Beijing: During a discussion with representatives of China’s youth in 2013, President Xi Jinping called young people “the most dynamic and creative group of our society” and said that they should “stand at the forefront of innovation and creation”.
China’s young people have wholeheartedly answered his call. A notable development since then has been that Chinese scientists in their 30s are the backbone of some of the country’s greatest scientific and technological endeavors.
In 2018, the average age of the workforce in China’s science and technology sector was 35.9, down from 36.8 in 2013 and 37.4 in 2008, according to a survey conducted every five years by the China Association for Science and Technology. The trend was likely to continue over the following decade, according to the team that conducted the survey in 2018.
In space exploration, the researchers behind the Chang’e lunar exploration program and the nation’s Shenzhou series of spacecraft have an average age of 35. Meanwhile, the average age of the team that created the Beidou Satellite Navigation System is 37, according to People’s Daily.
China’s deepest diving manned submersible, Fendouzhe, the Beishan underground research laboratory for high-level nuclear waste, and the Five-hundred-meter Aperture Spherical Radio Telescope, also known as FAST, have a research workforce that is mostly in its 30s. Zhao Hongzhou, founder of China’s scientometrics, the field of analyzing scholarly literature, said scientists typically make their biggest achievements between the ages of 25 and 45, with their productivity peaking at around 37. This trend is evident among the scientists and engineers working on FAST. Its engineering and operation team has an average age of 39, while its on-site crew has an average age of 30.

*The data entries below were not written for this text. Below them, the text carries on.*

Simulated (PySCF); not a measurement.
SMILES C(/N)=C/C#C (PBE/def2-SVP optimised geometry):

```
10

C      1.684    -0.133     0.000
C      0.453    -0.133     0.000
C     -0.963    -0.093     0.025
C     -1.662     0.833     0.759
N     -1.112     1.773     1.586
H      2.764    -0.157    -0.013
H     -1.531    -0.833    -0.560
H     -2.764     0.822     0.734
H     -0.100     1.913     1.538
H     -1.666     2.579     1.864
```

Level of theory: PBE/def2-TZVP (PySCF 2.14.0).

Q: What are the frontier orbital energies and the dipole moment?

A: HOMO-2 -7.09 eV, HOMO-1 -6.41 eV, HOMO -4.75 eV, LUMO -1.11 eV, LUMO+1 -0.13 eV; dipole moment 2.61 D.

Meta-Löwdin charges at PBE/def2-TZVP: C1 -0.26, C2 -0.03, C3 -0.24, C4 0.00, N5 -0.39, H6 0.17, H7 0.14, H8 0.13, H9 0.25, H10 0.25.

Since it became operational in September 2016, the telescope has been instrumental in the discovery of around 340 pulsars, extremely dense and magnetic rotating stars that emit beams of radiation out of their magnetic poles.
The telescope has also contributed to helping mankind better understand the origin of fast radio bursts, extremely brief but powerful flashes in the universe. This feat was listed by the journals Nature and Science last year as one of the biggest scientific achievements of 2020. On Feb 5, Xi met with FAST’s key project managers and researchers. He called the telescope “an instrument of national importance” which represents a major original breakthrough in frontier sciences.
The selflessness and silent dedication exhibited by FAST’s scientists was moving and exemplary, he said, adding that science workers should embrace the scientific spirit, scale new heights in the world of science, and make greater contributions to China’s rise as a scientific powerhouse.
For the young scientists and engineers working on FAST, there is a special photo that they believe best captures the spirit of the team engaged in creating it, and it is just as inspiring as the aerial view of the world’s largest single-dish telescope.
The photo shows then vice-premier Liu Yandong, then president of the Chinese Academy of Sciences Bai Chunli, and FAST’s chief scientist Nan Rendong, who passed away in September 2017, posing on the catwalk in front of the giant telescope during its launch ceremony in 2016.
Liu and Bai both had warm smiles fitting the occasion, while Nan’s expression was a mix of joy and anxiety, as he and his team knew the past 22 years they had spent building a telescope the size of 30 soccer fields was merely the first step.
“It would still take a monumental effort and ingenuity to calibrate the colossal machine and get its complex systems working in harmony,” said Jiang Peng, FAST’s chief engineer.